The idea behind press tours is sound. It’s common for government tourism offices, hotels, tour and transportation companies, parks, resorts, and airlines to arrange press tours and invite journalists. They all want to promote their products or services and that’s the best way to do it, by inviting travel writers on press tours. It’s much cheaper and more credible for readers than advertising. A good public relations officer is worth his keep when he knows how to cater to travel writers. Take for example the Oriental Hotel in Bangkok. The hotel is well known as being among the very best hotels in the world. Credit is given to its general manager Kurt Wachtveitl who took over the reins when the hotel had but a hundred rooms. That was forty years ago. What you won’t hear is that sitting in the public relations office was a very young Thai girl, Pornsri Luphaiboon, who had her own philosophy about publicity. Before Pornsri retired a few years ago, after four decades of service, I questioned her about her contribution to the overwhelming success of the Oriental. She responded without hesitation and said, “You must let the international writers do the promoting. If journalists find they are happy with the hotel, the service you provide, then they will say nice things about you.” And that she did. There wasn’t a journalist around the world who didn’t have anything but nice things to say about Pornsri and about the hotel.

Some press tours are lavish and costly, especially when government tourism offices get involved. They will go to extremes to organize an itinerary to please the media, hoping that their investment will bring more tourists to their doorsteps. The concept is fine, but there is a problem. The media often treat these offers as bonus prizes for their employees. It doesn’t matter that those whom they choose to send are not writers or journalists. Many press tours tum up with deadwood, with people who have nothing to contribute. It’s almost like Foreign Correspondents Clubs that I mentioned. FCCs have more business people in their membership than they do writers and journalists. Businessmen tum Foreign Correspondent Clubs into business opportunities.

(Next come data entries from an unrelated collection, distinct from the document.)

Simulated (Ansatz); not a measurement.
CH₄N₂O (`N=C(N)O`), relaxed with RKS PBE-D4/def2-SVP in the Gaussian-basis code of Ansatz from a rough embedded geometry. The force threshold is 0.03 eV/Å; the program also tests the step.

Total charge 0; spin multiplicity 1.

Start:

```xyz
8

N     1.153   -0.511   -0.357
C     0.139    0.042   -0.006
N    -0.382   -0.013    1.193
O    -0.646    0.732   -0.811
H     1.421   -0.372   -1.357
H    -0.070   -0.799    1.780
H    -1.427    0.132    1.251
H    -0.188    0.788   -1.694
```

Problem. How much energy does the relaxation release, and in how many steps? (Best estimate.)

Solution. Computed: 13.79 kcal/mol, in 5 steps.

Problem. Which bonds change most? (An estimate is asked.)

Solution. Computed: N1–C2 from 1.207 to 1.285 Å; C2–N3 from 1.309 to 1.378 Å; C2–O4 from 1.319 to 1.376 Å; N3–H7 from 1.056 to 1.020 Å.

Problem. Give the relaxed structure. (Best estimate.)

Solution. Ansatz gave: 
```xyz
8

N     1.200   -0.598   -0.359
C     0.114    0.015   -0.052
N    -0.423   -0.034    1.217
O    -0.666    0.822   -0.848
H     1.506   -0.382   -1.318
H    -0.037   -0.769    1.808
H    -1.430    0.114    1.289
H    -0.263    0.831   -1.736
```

Serious reporters who do manage to get a seat on a press tour often find themselves sitting next to people who are not writers and who care nothing about sights and history. I find being a part of such a tour is unproductive. More than once I had been on a press tour and, finding my traveling companions intolerable, I concluded I was wasting my time and left, with the excuse that I was needed immediately back at the office.

Airlines are notorious for filling their planes on their augural fights to new destinations with company executives, their families and often friends of company executives, leaving little or no room left for the press, the real purpose in publicizing an augural flight.

One journalist I know who has more experience with press tours than most is Robin Dannhorn. Robin started his writing career as public relations consultant for Thai Airways International. Robin today is a very accomplished writer and a romantic. He appeared in a chapter in my book At Home in Asia. I asked him for his comments on press tours.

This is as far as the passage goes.